Light on dark matter
doi:10.1038/nindia.2021.50 Published online 8 April 2021
The identity of dark matter, which far outweighs visible matter in the universe, is still a mystery. Growing evidence shows that atoms or other known fundamental particles don’t make up dark matter — that large part of the universe which can not be seen since it neither absorbs nor emits light.
Dark matter doesn’t interact with any form of light or electromagnetic radiation, rendering it difficult to detect.
Physicists from Kolkata-based Saha Institute of Nuclear Physics (SINP) and St. Xavier’s College, have now moved a step closer to unveiling the secrets of dark matter. They have developed two models that provide new insights into the identity and mass of particles that possibly make dark matter1.
The models could help understand the particle nature of dark matter, throwing light on the unknown fundamental particles and the hitherto unfathomable laws of nature that such matter follows, SINP physicist Debasish Majumdar says.
Dark matter, he adds, is also crucial in explaining how large-scale structures such as galaxies and clusters of galaxies form and evolve in the universe.
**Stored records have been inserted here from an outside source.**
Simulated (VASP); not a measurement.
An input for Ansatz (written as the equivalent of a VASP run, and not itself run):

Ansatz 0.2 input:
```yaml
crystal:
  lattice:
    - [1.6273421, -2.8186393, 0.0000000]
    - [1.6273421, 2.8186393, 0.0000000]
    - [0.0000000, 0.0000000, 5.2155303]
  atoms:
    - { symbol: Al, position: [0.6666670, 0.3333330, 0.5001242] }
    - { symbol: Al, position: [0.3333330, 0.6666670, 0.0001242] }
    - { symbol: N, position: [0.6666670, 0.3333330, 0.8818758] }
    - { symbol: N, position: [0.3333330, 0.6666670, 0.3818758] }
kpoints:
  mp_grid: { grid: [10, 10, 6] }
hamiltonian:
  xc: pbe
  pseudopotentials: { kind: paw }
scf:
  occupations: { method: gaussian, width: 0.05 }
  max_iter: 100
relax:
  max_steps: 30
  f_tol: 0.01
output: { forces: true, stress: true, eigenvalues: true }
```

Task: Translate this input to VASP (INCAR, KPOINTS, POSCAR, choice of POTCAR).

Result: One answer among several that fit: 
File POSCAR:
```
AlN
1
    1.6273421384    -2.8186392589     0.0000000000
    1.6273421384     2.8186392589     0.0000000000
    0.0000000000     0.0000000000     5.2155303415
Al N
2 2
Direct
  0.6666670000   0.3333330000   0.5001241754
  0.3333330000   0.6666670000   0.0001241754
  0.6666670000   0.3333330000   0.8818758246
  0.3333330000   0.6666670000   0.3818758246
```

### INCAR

In one of the models, the scientists show that dark matter has two components: one is the Feebly Interacting Massive Particle (FIMP) and the other is the Weakly Interacting Massive Particle (WIMP). The other model, they write, describes dark matter as consisting of Kaluza-Klein particles, which are much heavier than WIMP, and such particles can be explained only in extra dimensions; that is, beyond the four dimensions of space and time.
The gravity of massive celestial bodies at the centre of a galaxy or a dwarf galaxy could capture the WIMP dark matter particles, which, when accumulated in considerable numbers, collide with one another and destroy themselves completely, producing high-energy gamma-rays that are streams of photons, the researchers say. Such gamma rays, they say, travel great distances across space and point back to their source, providing indirect evidence of dark matter.
The energy of gamma rays ranges from thousands to hundreds of billions electron volts. Such an energy range also helps reveal the mass of dark matter particles. Combining the results of the model-based analysis and observational studies, the physicists calculated that the mass of WIMP as 50 billion electron volts, whereas the mass of Kaluza-Klein dark matter particles is around 900 billion electron volts.
Two-component or multi-component dark matter models are interesting because they can address different anomalies of dark matter searches, says astrophysicist Subinoy Das, who studies dark matter at the Indian Institute of Astrophysics.
Das, who is not involved in this research, says that the standard WIMP dark matter may explain excess gamma-rays. But, it sometimes fails to match galactic properties of dark matter such as the dark matter density profile and the abundance of satellite galaxies, he points out.
However, the models are useful, the researchers say. The models helped them estimate gamma-ray emission from dark matter annihilation from 45 dwarf satellite galaxies in the Milky Way that are thought to be very rich in dark matter.
The models also allowed the researchers to analyse gamma-ray signals from dark matter from extragalactic sources (from possible distribution of dark matter in galaxies and groups of galaxies or maybe point sources) and non-dark-matter sources such as pulsars, quasars and gamma-ray bursts.
The results of this study, Majumdar notes, indicate that the particle nature of dark matter can be probed by studying the gamma-rays that emanate from dwarf galaxies in the Milky Way and extragalactic sources.
1. Halder, A. et al. Addressing -ray emissions from dark matter annihilations in 45 Milky Way satellite galaxies and in extragalactic sources with particle dark matter models. Mon. Not. Roy. Astron. Soc. Lett. 500, 5589-5602 (2021)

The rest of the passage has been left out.